In a pair of court cases being watched by the oil and gas industry, the Trump Administration asked the U.S. Supreme Court to decide whether pollution that moves through groundwater before contaminating federally protected waterbodies constitutes a violation of the Clean Water Act (CWA).
Lower courts have been divided over their interpretation of the CWA. In one case, County of Maui, Hawaii v. Hawaii Wildlife Fund et al., the Ninth Circuit Court of Appeals ruled that Maui County had run afoul of the CWA after effluent from four wells at a county wastewater treatment facility seeped into the Pacific Ocean.
But in another case, Kinder Morgan Energy Partners LP et al. v. Upstate Forever et al., the Fourth Circuit Court of Appeals found that two conservation groups that sued parent company Kinder Morgan Inc. (KMI) after a 2014 underground gasoline pipeline rupture were correct in alleging an ongoing CWA violation. In that incident, hundreds of thousands of gallons of gasoline leaked into nearby rivers, lakes and wetlands in South Carolina. The Fourth Circuit had vacated a district court's decision to dismiss the lawsuit and remanded the case back to the lower court.
Neither Maui County nor the KMI subsidiary had a National Pollutant Discharge Elimination System (NPDES) permit, which is issued by the U.S. Environmental Protection Agency (EPA).

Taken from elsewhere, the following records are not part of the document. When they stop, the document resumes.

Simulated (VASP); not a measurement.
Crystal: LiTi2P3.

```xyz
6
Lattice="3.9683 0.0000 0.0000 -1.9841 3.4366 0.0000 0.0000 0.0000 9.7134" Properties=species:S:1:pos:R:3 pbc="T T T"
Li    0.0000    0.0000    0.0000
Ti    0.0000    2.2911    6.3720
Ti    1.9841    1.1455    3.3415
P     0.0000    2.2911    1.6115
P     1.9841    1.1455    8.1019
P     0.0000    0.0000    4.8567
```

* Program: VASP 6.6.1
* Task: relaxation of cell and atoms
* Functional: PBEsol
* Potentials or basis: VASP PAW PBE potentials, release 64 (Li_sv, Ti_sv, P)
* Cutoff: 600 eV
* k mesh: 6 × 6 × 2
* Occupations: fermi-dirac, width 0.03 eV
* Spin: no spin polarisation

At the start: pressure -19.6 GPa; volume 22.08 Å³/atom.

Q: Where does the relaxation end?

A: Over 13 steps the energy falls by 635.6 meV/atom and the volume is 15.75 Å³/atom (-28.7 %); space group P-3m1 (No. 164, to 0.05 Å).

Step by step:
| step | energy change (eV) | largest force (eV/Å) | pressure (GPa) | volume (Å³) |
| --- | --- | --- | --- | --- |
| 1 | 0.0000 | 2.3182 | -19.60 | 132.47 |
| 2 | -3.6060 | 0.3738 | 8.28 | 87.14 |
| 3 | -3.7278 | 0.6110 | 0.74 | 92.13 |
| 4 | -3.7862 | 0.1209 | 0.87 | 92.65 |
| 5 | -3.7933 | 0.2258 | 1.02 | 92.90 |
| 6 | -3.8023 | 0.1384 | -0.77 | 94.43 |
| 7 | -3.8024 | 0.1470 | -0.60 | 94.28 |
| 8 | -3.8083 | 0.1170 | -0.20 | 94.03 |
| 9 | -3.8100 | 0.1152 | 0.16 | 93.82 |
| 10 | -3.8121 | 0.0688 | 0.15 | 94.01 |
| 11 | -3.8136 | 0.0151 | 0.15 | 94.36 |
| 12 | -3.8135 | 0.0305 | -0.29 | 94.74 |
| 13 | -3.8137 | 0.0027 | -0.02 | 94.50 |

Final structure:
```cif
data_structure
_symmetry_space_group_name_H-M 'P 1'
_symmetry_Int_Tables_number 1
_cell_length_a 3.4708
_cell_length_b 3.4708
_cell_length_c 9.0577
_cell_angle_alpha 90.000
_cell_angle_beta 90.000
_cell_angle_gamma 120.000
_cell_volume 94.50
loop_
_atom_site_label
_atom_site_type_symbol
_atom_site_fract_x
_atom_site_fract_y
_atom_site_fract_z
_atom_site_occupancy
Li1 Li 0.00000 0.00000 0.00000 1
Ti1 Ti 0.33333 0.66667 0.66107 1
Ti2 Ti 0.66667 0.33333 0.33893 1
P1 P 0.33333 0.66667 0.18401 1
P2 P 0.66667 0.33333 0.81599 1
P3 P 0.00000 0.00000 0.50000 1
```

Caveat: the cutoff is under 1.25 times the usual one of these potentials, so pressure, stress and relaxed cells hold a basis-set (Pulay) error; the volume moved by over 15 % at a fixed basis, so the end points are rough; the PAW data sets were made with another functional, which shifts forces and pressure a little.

"The courts of appeals are divided on the question of whether a CWA 'discharge of a pollutant' occurs when pollutants are released from a point source to groundwater and migrate through, or are conveyed by, groundwater to navigable waters," Solicitor General Noel Francisco wrote in an amicus brief filed on Jan. 3 in both cases. "The court should resolve that important question."
The Justice Department asked the Supreme Court to grant a writ of certiorari in the Maui case, and to hold the Kinder case until a decision is made regarding Maui. The department added that EPA said it "expects to take further action, reflecting the results of its review [of the CWA], within the next several weeks.
"If the court grants one or both of the petitions, the parties therefore should have the benefit of the EPA's views before any brief on the merits is due, and the court can consider those views in deciding the issue on the merits."
The oil and gas industry has weighed in on the latter case, backing KMI. In an amicus brief filed in October, the American Petroleum Institute (API), the Association of Oil Pipe Lines (AOPL) and the GPA Midstream Association argued that NPDES requirements "were not triggered because there was no discharge from a point source to navigable waters. Instead, the accidental release, which occurred in soil and groundwater, was subject to the authority and oversight of the South Carolina Department of Health and Environmental Control."
API, AOPL and GPA Midstream contend that if the Fourth Circuit's ruling were to stand, it would "dramatically expand federal jurisdiction to include regulation of diffuse movements of pollutants in soil and groundwater that Congress explicitly reserved for state oversight.
"The decision exposes pipeline and other petroleum facility operators to unprecedented and unworkable CWA obligations and liabilities, including potentially substantial penalties. Further, the Fourth Circuit's decision creates significant uncertainty for both industry and state permitting agencies regarding when a permit may be required and how such permits would be implemented."